副标题: "A Kat Alilt with Song" (Krazy Kat)

ISBN: 9781560975946

出版社: Fantagraphics Books

出版年: 2004-05

页数: 120

定价: USD 14.95

装帧: Paperback

内容简介


Fantagraphics's latest volume collecting one of America's true national treasures, Krazy Kat. In 2002, Fantagraphics embarked on a publishing plan to reintroduce the greatest strip of the first-half of the 20th Century (the Peanuts of its era) to a public that has largely never seen it: this volume is the fourth in a long-term plan to chronologically reprint strips from the prime of Herriman's career, most of which have not seen print since originally running in newspapers 75 years ago. Each volume is edited by the San Francisco Cartoon Art Museum's Bill Blackbeard, the world's foremost authority on early 20th Century American comic strips, and designed by Jimmy Corrigan author Chris Ware, who may well go down as the best cartoonist of the 21st Century.

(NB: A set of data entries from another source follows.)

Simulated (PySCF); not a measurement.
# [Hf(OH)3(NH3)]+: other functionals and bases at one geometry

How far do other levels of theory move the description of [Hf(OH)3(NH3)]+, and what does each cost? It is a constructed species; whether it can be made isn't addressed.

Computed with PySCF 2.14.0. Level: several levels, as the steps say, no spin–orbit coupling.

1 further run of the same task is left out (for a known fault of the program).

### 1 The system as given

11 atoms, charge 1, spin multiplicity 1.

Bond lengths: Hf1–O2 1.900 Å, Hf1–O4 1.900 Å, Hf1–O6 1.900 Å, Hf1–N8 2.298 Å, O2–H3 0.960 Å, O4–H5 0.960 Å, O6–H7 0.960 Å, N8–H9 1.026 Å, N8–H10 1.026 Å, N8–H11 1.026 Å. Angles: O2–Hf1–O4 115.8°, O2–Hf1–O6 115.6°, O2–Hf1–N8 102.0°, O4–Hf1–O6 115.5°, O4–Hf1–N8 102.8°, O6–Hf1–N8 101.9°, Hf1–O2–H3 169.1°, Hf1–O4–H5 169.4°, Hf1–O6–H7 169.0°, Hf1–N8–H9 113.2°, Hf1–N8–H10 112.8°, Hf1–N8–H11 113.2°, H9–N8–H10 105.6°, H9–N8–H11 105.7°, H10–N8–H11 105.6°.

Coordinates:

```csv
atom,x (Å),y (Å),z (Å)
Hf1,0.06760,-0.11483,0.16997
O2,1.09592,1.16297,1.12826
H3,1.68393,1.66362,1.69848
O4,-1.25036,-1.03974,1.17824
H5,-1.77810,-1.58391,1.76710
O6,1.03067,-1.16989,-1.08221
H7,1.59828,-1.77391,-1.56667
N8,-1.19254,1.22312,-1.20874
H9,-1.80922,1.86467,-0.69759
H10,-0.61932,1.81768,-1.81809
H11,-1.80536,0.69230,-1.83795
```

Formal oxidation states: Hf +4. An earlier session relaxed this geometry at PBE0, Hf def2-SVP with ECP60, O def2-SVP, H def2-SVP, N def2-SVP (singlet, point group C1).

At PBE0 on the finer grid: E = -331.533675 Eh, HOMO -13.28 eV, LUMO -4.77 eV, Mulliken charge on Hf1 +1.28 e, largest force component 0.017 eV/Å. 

Krazy & Ignatz 1931-1932 will be a hot-baked brickbat of a volume, adance with nearly two full years of the Sunday Krazy Kat (Herriman did not use color until 1935), snug between multiple pages of Herriman extras, including two premiere appearances of Krazy from 1909, never before reprinted; a sports page panorama of graphic fun with the French boxing champion, Georges Carpentier; two extremely frank daily strip revelations about Krazy's dubious gender; several gag cartoons from the early days of the last century; vignettes of the Coconino Kast of Kharacters drawn for Kat fans; and a first-time-ever reprint of Gilbert Seldes' second article on Krazy, written in 1935 for Esquire, two decades after his seminal piece in The Seven Lively Arts, with komments by Bill Blackbeard; plus an introduction by Blackbeard detailing the miraculous recovery of many of the Sunday pages in this volume from apparent newspaper oblivion, a new Debaffler page, and a stunning layout front and back and throughout by the inimitable Chris Ware!

Krazy Kat is a love story, focusing on the relationships of its three main characters. Krazy Kat adored Ignatz Mouse. Ignatz Mouse just tolerated Krazy Kat, except for recurrent onsets of targeting tumescence, which found expression in the fast delivery of bricks to Krazy's cranium. Offisa Pup loved Krazy and sought to protect "her" (Herriman always maintained that Krazy was gender-less) by throwing Ignatz in jail. Each of the characters was ignorant of the others' true motivations, and this simple structure allowed Herriman to build entire worlds of meaning into the actions, building thematic depth and sweeping his readers up by the looping verbal rhythms of Krazy & Co.'s unique dialogue.